BENGALURU (Reuters) – The Bank of Korea will hold its base interest rate at 3.50% on Thursday and for the rest of this year, suggesting its longest tightening cycle on record is over despite still high inflation, a Reuters poll of economists found.
After raising rates by 300 basis points since August 2021, the BOK is managing a shrinking economy – the 0.4% contraction last quarter was the first in 2/1-2 years – as well as falling exports and high household debt.
At the same time, consumer price inflation, at 5.20% in January, is well over double the central bank’s 2.00% target and is not expected to return there for at least another year, according to a separate Reuters poll.
All 42 economists polled Feb. 13-20 predicted no change to the 3.50% base rate, already the highest since late 2008, at the central bank’s Feb. 23 meeting.

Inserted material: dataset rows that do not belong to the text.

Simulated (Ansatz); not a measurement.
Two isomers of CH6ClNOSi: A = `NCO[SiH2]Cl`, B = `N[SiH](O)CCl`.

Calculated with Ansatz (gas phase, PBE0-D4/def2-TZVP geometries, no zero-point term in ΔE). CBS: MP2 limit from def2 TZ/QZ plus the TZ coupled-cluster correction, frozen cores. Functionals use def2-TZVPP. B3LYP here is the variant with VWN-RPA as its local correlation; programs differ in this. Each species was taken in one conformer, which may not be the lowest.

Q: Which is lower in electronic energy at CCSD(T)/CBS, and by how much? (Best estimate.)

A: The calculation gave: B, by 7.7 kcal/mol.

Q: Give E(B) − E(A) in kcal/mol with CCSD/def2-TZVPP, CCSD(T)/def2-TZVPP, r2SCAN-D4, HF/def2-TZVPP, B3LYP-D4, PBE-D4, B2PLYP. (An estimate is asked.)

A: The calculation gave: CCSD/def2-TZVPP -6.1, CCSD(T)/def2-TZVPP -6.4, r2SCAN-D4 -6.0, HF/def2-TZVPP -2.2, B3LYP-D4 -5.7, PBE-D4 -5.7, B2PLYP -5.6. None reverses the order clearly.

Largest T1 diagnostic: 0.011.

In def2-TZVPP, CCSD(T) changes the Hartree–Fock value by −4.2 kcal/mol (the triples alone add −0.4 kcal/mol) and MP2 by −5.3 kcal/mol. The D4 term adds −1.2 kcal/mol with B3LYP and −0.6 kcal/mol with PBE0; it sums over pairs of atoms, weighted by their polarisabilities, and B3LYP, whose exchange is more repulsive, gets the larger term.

Only a few respondents expected rates to climb above 3.50% at some point this year, while nearly half expected at least one rate cut by year-end.
Nearly 90% of economists who provided forecasts through the first quarter of next year, 26 of 29, expected the base rate to fall below 3.50% then, with a majority forecasting 3.00% or above, compared with 3.25% or higher in the previous poll.
“Domestic demand faces headwinds from high debt-servicing burdens and a faltering property market; consumer sentiment is also subdued and households are deleveraging,” Krystal Tan, economist at ANZ, wrote.
“Overall, we remain of the view that the BoK will embark on a prolonged rate pause. We expect the first rate cut to materialise in 2024, when we expect inflation to settle around the 2% mark and the U.S. (Federal Reserve) to pivot.”
The BOK’s stance differs from many other global central banks that are expected to carry on raising interest rates, including the Fed. That could put pressure on the Korean won, which is down nearly 3% against the dollar this year.
Much will depend on how quickly inflation falls over the coming year. It is down from a peak of 6.3% in July of last year.
“Towards the year-end, we expect inflation to converge towards the BOK’s medium-term goal, which would therefore open up the room for the BOK to start cutting rates to bring policy into more neutral territory,” Derrick Kam, Asia economist at Morgan Stanley (NYSE:MS), said.
“The risks to our view are if inflation turns out to be more persistent than we expect or if there is a meaningful hawkish re-pricing of the U.S. Fed policy trajectory.”